The end of life, or the end of a love, is a painful reminder that it’s all so temporary. I am quietly terrified of more loss, of all the losses yet to come. But I also know we humans would be even more insufferable if we thought we could escape this pain of living, or if we thought we were going to have what and who we love forever, or even for some who are trying, that we could live forever. How silly. This fleeting beingness is crammed full of heart openings and heart breaks and everything in between. When my grandma died six years ago I did not want to keep living here on Earth: I felt very ready to leave with her. Even now the world is just not as special and compelling without her in it, but a great teacher told me not long after she died that it was of the utmost importance that for now, I stay here in this body, and I can feel that she is right.

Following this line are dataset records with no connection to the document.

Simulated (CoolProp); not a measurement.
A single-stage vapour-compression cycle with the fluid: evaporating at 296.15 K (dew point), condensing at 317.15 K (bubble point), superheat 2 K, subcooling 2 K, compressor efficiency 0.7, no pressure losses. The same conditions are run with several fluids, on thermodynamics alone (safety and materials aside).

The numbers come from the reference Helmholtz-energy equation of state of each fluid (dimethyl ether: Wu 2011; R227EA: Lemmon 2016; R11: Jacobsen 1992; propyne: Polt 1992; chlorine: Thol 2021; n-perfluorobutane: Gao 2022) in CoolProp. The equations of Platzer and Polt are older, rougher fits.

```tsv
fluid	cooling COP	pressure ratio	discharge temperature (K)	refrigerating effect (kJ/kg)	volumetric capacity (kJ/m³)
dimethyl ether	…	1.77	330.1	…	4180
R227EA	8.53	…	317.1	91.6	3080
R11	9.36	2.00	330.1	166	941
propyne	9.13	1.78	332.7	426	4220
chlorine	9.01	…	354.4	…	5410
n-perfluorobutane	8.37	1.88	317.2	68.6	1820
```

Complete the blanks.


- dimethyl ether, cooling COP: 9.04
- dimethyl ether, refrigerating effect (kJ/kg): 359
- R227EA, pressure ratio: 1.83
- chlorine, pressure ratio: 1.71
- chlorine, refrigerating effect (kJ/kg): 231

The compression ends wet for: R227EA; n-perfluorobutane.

The beautiful trees here look down on me with some compassion—just a little human living a little life—but they are mostly very busy unfurling new leaves and bowing with the wind. They are bearing witness and letting me know, in the easy way they have, that I’m not all that significant. It is relief to be reminded.
The sun is starting to set, so it is time to go listen to the nightbirds, the frogs, the thrushes. There’s a mouse who visits who I think I am starting to fall in love with. She watches me with clear eyes from the tree line and edges closer, not afraid of the owl…or maybe afraid but willing to risk the exposure of her small body anyways. Everyone is just so painfully alive. I’m going to walk down now to see if the swallows and the bats are back. It’s also time to keep my ear out for Owl. She seems to be alone, even though it is spring and the time for coupling and nests. Maybe she’s been telling me all these nights that it’s okay to be alone in the dark. Her call echoes off the trees and these thick, low clouds. My shoulders are aching and my stomach churns, but I’m going to keep listening for her, even knowing that soon I will have to grieve the loss of my time with her as well—all too soon.